Man engaging the online webinar for Top Delivery Struggles Speakers Face & How to Combat Them

In our recent webinar Top Delivery Struggles Speakers Face we received many thoughtful questions. Here Jeff Davenport, Speaker Coach and Content Developer, answers the top questions received so you can expertly overcome the most common struggles speakers face and inspire your audience to act.

Any tips for overcoming the physical experiences of nervousness (shaky voice, sweating, fast heartbeat, etc.) when public speaking?
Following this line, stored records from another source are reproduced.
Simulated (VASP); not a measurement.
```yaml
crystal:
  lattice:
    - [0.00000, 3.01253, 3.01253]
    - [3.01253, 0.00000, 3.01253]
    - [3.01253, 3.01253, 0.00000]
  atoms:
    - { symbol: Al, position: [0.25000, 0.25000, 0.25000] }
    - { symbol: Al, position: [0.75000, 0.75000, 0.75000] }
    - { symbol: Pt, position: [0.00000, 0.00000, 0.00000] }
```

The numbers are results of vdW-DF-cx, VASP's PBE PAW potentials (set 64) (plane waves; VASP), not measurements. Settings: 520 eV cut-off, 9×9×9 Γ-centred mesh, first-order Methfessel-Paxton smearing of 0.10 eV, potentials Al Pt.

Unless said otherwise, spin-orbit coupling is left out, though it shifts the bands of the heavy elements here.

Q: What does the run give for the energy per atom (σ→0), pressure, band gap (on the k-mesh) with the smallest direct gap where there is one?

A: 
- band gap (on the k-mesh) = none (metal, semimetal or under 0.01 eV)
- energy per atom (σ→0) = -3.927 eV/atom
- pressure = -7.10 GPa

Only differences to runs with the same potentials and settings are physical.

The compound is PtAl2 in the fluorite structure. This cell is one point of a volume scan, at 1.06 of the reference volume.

Nervousness can be caused by a wide array of factors including past public speaking experiences, who is in the audience, familiarity with the material, what you’ve eaten, and physiological predisposition. Without talking with you, it’s hard to get at exactly what’s going on under the hood of your brain that’s causing all those nervousness “tells.” But with that in mind, here are three things anyone can do to help abate at least some of the nervousness…

1) Know your material really well. This doesn’t mean memorizing it. Memorization can add a whole other level of nervousness (“What if I get that line wrong?! What if I forget my third point?!”). Just know the overall flow and how you’re going to transition from point to point. It’s also helpful to have your first 90 seconds of content memorized cold. Know that part word-for-word. If you nail the first minute and a half, you’ll feel less nervous, more confident, and ready to press on.

2) Know the room. If you’re presenting in an unfamiliar place, go get familiar with it. Walk all over the room. Sit in the chairs of the people who will be listening in person. More than anything, though, stand where you’ll be standing when you present, and run your rehearsal from that place. The more you can cut back on novelty when you present—seeing the space for the first time, presenting from that spot for the first time—the more your brain can focus on what you’re saying rather than where you’re saying it.

3) Eat something. Your stomach will act like it won’t want food, but it needs it. When you get nervous, your digestive system goes into hibernation mode and sends you signals that it doesn’t want food. (That’s what those butterflies in your belly are: signs of a temporarily shut down system.) This can cause low blood sugar which results in shaking, raised heartbeat, and all the other accompanying signs. To combat this, eat something. But don’t eat right before you’re going to present. Eat well in advance. Don’t skip breakfast. Get some food in your body at least an hour before you present (and drink water while you’re at it). This will help level out your sugars and keep your body feeling a bit calmer.

How much does overall self-awareness play a role in becoming an excellent communicator?

The short answer is: a lot. Here’s the longer answer…

When a communicator has a true understanding of both their strengths and weaknesses, they can leverage their strengths and work on their weaknesses. If they have any amount of misunderstanding of either, it can lead to mistakes or disaster.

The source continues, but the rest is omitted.